Jewish Wedding Rings

The 101 On Jewish Wedding Rings

If you’re in the middle of planning your own Jewish wedding, it probably comes as no surprise that there are Jewish traditions for wedding rings that you may not have heard of before. Keep reading for a list of common questions and answers to help you choose the perfect rings and exchange them properly on your wedding day!

Do you exchange rings in a Jewish wedding?

Yes! According to Jewish law, the groom must give his bride an object of value in order for the marriage to valid. Since the seventh century, this object of value has been a wedding ring, a symbol of unending love and commitment.

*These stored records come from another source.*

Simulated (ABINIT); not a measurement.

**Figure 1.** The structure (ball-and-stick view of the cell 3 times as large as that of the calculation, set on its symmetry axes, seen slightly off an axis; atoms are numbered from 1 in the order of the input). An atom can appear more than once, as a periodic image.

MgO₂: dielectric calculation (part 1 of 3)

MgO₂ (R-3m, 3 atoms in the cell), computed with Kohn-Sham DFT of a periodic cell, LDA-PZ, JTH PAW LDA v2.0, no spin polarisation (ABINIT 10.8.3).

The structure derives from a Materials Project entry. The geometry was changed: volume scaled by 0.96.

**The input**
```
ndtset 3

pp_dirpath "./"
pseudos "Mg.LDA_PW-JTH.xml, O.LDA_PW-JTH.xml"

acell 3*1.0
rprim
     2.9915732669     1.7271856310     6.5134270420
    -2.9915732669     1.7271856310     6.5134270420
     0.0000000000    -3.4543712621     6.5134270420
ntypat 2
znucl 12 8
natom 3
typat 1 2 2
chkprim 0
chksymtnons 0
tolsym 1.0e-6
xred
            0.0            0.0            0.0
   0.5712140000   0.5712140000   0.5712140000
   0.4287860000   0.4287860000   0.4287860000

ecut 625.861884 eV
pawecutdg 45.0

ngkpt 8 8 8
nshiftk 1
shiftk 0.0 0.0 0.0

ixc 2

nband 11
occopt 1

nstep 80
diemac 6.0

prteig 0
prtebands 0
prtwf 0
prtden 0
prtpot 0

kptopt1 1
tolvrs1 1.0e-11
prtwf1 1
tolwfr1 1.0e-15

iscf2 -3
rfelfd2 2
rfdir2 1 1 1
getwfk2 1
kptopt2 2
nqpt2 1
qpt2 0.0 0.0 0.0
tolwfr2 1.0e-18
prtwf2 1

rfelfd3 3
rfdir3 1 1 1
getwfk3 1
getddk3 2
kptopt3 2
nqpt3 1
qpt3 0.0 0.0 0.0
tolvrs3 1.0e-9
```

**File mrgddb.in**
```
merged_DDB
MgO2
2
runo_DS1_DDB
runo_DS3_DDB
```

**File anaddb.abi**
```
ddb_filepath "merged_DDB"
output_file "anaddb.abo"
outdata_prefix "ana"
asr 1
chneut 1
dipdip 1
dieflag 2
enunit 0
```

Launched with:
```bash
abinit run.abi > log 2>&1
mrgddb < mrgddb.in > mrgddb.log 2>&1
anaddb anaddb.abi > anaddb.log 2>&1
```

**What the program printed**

Do both the bride and the groom get rings on the wedding day?

In ancient times, only the groom gave the bride a ring, without receiving one in return. However, these days most ceremonies (except for the most Orthodox) include a double ring ceremony.  Orthodox brides will usually give their grooms a wedding band during yichud, a private moment of time when the couple is secluded from friends and family immediately following the wedding ceremony.

Do you need to buy a specific kind of ring?

Tradition states Jewish wedding rings should be extremely simple. The ring must be crafted from a single type of metal, typically pure and unadorned gold. It should not have gems or precious stones. This simple, uninterrupted band represents an unbroken union. However, these days many brides are choosing diamond or gem-encrusted bands. Talk to your rabbi if you’re unsure of what kind of band to choose for your ceremony.


Can you engrave your wedding ring?

Although it goes against the strictest interpretations of Hebrew law, engraving Hebrew phrases or the Jewish date of the wedding within the ring is pretty common. Popular inscriptions include Dodi Li V’Ani Lo “I am my beloved’s and my beloved is mine” and Ze Dodi Veze Re’ei, “This is my beloved and this is my friend.”

How do you exchange rings during the ceremony?

During the wedding ceremony, the groom places the ring on the bride’s index finger of her right hand. This tradition comes from the Jewish thought that the index finger has a direct connection to the heart. Most brides and grooms will move the ring from their index finger to the ring finger of their left hand immediately following the ceremony.

We recommend choosing the traditions you and your partner feel most comfortable with. After all, it’s your wedding!